Home. It’s a place we long for, a concept we wax nostalgic about, a term that evokes memories.
But what if your concept of home is very different? What if your memories of home are painful, haunting, or discouraging? What if your definition of home isn’t rooted in one central location?
What if “home” means something very different to you than to the next woman?
I’ve interacted with the concept of home on many different levels in the past year. I spent the majority of my life in one location, firmly establishing my concept of home. Then I moved 6,000 miles away to Nigeria, West Africa, and my definition of home was shaken to the core.

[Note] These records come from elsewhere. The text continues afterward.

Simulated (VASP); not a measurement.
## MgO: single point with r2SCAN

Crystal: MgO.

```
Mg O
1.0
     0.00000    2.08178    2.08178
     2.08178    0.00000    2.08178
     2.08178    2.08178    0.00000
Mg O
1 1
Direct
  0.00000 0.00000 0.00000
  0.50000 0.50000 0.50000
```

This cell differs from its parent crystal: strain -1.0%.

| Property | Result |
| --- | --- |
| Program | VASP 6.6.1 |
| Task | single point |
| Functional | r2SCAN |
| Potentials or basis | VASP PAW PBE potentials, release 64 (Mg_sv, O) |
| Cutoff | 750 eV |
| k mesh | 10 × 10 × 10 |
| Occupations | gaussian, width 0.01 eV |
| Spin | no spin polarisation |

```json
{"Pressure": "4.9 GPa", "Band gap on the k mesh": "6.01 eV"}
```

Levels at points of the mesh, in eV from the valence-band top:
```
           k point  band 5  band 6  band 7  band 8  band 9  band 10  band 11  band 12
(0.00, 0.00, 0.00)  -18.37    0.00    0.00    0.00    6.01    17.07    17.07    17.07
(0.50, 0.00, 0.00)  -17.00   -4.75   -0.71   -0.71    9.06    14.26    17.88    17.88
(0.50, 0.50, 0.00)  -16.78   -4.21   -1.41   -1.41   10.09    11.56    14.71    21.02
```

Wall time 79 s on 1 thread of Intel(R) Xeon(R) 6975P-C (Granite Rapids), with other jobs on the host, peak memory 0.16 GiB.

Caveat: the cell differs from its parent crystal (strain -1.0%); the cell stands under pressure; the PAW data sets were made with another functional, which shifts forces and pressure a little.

At first, I found myself very resistant to Nigeria as home. I wanted to affirm my midwestern roots. In the midst of a foreign culture, I needed to cling to something familiar. As the months wore on, I began to appreciate all the intricacies of my new surroudnings. I fell in love with Nigeria. I found a new place to belong – a new place to call home.
After I moved back to America, I felt lost, out of place, and homesick. While I was floundering, the women surrounding me spoke 2 truths into my life:
1. I belong in more than one place in this world. This is a gift, not a curse.
2. Ultimately, this world is not my home. My heavenly home will join together all the people that I love and hold dear.
Armed with this truth, I felt reassured. God, in His infinite wisdom, knew that we would desire a place to belong–a home and a family–and through His son, provided an eternal home for us.
If you also struggle with your concept of home–because your earthly home was broken or muddled or like mine, divided–take heart. This world is not your home. Christ came as a man, as part of a family, bringing a gospel of hope, redeeming our human concept of home.
You are an incredible writer, and this is so beautifully put. I would add – not only did God know that we would desire a place to belong, but He *made us* to desire a place to belong, so that He could make us a home. How amazing!